(53e) Effects of Nanocarbon Buffer Layers On the Anodic Performance of Copper Oxide and Ball-Milled Graphite Composites

Graphite has been used as an anode active material in lithium ion batteries (LIBs) owing to its stable reversibility for a long cycle life, despite of its low capacity (372 mAh g^-1). In order to increase capacity in LIB, tremendous research works have recently given to high capacity 3d metal oxides (MOs) such as Co₃O₄, CuO, NiO, and Fe₂O₃. However, these metal oxides undergo a significant volumetric change during charge/discharge processes, leading to materials pulverizations and ultimately rapid electrode degradation. The MOs were anchored on two-dimensional graphene sheets or on one-dimensional carbon nanotubes (CNTs) to alleviate volume expansion and the agglomeration of MO particles. However, CNT and graphene supports are easily aggregated in electrode manufacturing processes. They also have high irreversible capacities due to the formation of solid electrolyte interface (SEI) film on their large surfaces. Unfortunately, detailed investigations of nanocarbons (graphene or CNT) as buffer layers in anodes have not been performed.

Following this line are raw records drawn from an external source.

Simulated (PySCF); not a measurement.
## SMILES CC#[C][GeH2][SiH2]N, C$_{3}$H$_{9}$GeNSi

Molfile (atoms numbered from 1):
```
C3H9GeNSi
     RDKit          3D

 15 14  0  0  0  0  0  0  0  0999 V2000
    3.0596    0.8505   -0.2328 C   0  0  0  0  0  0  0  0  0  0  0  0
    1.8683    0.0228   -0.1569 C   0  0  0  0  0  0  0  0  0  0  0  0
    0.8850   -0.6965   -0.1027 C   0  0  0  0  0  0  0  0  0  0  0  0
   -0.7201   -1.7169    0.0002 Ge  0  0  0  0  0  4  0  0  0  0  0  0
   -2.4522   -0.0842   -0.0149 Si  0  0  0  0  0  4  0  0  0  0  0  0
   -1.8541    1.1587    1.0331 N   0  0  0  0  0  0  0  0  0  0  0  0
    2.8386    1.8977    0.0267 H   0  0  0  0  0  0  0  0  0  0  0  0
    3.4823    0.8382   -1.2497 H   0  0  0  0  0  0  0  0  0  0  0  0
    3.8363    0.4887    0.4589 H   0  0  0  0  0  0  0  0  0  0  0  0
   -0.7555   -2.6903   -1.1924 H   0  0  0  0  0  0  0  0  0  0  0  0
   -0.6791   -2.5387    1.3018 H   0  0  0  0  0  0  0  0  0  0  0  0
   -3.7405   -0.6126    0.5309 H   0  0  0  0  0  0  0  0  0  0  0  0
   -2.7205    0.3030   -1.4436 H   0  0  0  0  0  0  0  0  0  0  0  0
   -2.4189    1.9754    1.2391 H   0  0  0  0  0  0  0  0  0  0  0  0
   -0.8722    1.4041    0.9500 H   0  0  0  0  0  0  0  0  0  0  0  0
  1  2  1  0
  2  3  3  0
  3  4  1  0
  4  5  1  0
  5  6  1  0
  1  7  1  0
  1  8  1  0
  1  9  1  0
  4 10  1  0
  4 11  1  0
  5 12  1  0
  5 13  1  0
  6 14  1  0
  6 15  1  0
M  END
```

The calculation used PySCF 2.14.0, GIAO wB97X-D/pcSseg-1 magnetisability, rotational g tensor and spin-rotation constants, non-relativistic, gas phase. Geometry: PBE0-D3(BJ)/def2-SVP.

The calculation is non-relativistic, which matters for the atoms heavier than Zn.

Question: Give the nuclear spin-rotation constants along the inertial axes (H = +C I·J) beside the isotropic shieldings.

In this presentation, nanocarbon papers will be thoroughly compared as buffers for the volume changes of nano-sized CuO/ball-milled graphite (BMG). Morphological and electrochemical characterization techniques will be used for comparison. In addition, the van der Waals forces between CNT layers or graphene layers will be theoretically calculated and their effect on the performance of the buffer layers will be discussed.